I’ll start with the bad news. We’re going to Ikea.
I am desperate for storage bins for all the clothes Toddler L has outgrown (that we can’t get rid of as Baby X will be needing them shortly), and the clothes he hasn’t yet grown into.
As well as the clothes I have outgrown. Luckily I don’t have clothes I haven’t grown into yet. My closet is family storage/catch-all/throw-it-in-there, so I don’t have room for not currently needed work clothes, pre-preggers clothes and maternity clothes. In this small apartment of ours we just don’t have the storage space for everything. More than likely the bins will end up on the back porch so cardboard just won’t cut it.
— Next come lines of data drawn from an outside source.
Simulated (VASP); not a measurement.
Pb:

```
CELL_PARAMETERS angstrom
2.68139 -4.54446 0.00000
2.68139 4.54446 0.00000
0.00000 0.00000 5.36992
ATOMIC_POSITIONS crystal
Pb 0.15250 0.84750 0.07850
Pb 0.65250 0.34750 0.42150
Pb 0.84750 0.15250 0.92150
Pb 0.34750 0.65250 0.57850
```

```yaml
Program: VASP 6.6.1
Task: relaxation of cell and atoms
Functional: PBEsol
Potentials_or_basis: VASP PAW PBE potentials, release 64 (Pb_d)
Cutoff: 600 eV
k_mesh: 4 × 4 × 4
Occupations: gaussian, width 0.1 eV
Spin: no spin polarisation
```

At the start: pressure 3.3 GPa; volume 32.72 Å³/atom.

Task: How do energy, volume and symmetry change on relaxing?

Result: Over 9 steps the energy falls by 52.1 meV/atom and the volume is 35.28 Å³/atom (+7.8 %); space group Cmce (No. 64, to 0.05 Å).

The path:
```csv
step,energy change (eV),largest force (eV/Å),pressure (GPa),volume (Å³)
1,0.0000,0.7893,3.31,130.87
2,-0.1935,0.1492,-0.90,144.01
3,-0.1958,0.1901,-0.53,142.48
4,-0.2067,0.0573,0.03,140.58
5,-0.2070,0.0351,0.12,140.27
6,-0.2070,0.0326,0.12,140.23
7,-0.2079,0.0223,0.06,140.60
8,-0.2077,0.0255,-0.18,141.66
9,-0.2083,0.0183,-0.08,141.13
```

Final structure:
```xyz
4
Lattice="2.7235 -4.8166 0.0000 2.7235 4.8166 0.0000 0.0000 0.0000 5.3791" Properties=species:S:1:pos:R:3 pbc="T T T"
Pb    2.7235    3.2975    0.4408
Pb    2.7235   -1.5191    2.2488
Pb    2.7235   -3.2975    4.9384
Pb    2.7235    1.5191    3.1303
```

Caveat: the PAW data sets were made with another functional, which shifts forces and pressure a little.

Not that I feel a need to explain myself to you. No, that’s not it at all. It’s not that I feel guilty. Nope, not me. Okay, very guilty. But I need organization or I will lose what little of my sanity I still have.
So now that that’s off my chest, moving on.
I made soup today to use up some veggies that were getting a little limp. I made a really big batch. Unfortunately, I only seasoned it for a small batch. Our lunch was very bland. But I flavored it up a bunch before putting the leftovers in the fridge. Tomorrow’s lunch should be much better. Feeling good about that.
I spent way too many hours today looking at food posts for ideas on everyday dinners. I think I’m going to do what I thought everyone else was crazy for doing. I’m putting together a list of meals and will be choosing the weekly menu from it. Kind of obvious to many of you, I know. But I was never a good grocery shopper and having the ingredients on hand was never something I did well. Somehow I didn’t grasp that the planning was the key to having the ingredients on hand. Oh, well. Better late than never.
Plus, I’m not really good at deciding what I want for dinner on Wednesday when I’m not even sure what I want to be doing an hour from now. Again, I guess I missed the point. If I know I’m having duck a l’orange with tri colore salad on Wednesday then I will be really wanting it by then. Or so I tell myself. Do you menu plan? Is this a problem for you? Did you really think I would be making duck a l’orange? If you don’t know me and think that, you’re wonderful. And deluded. If you know me and think that, you’re just deluded.
I want to start baking bread. Easy bread. Not the kind that I have to wait 3 days before I can bake. Not recipes that make 8 loaves because they’re for the Ingalls family. Nothing that requires a great amount of kneading. I have about 2 linear feet of counter space to work with. And I don’t have the Kitchenaid stand mixer that I covet. I should have started this pet project back when I could run to Crate and Barrel for every kitchen gadget I hankered for. And yes, I know bread was made long before the Kitchenaid stand mixer was invented. But they are the best. Everybody says so. And I want one. My bread would rise better. It would be the perfect golden color. It would taste like it came straight from a woodfire oven in Italy. It would make my child eat broccoli. Okay, okay. I know. But I still want one.
We’re also headed to Las Vegas this week for my husband’s annual March Madness trip. Luckily my in-laws moved there two years ago so it’s considered a family trip now. Not only do we get at least one night of free babysitting but said husband is very excited to check out the numerous Value Village thrift stores in the city. I think I’ve created a monster. He’s more excited to go shopping than I am. And I’m the girl.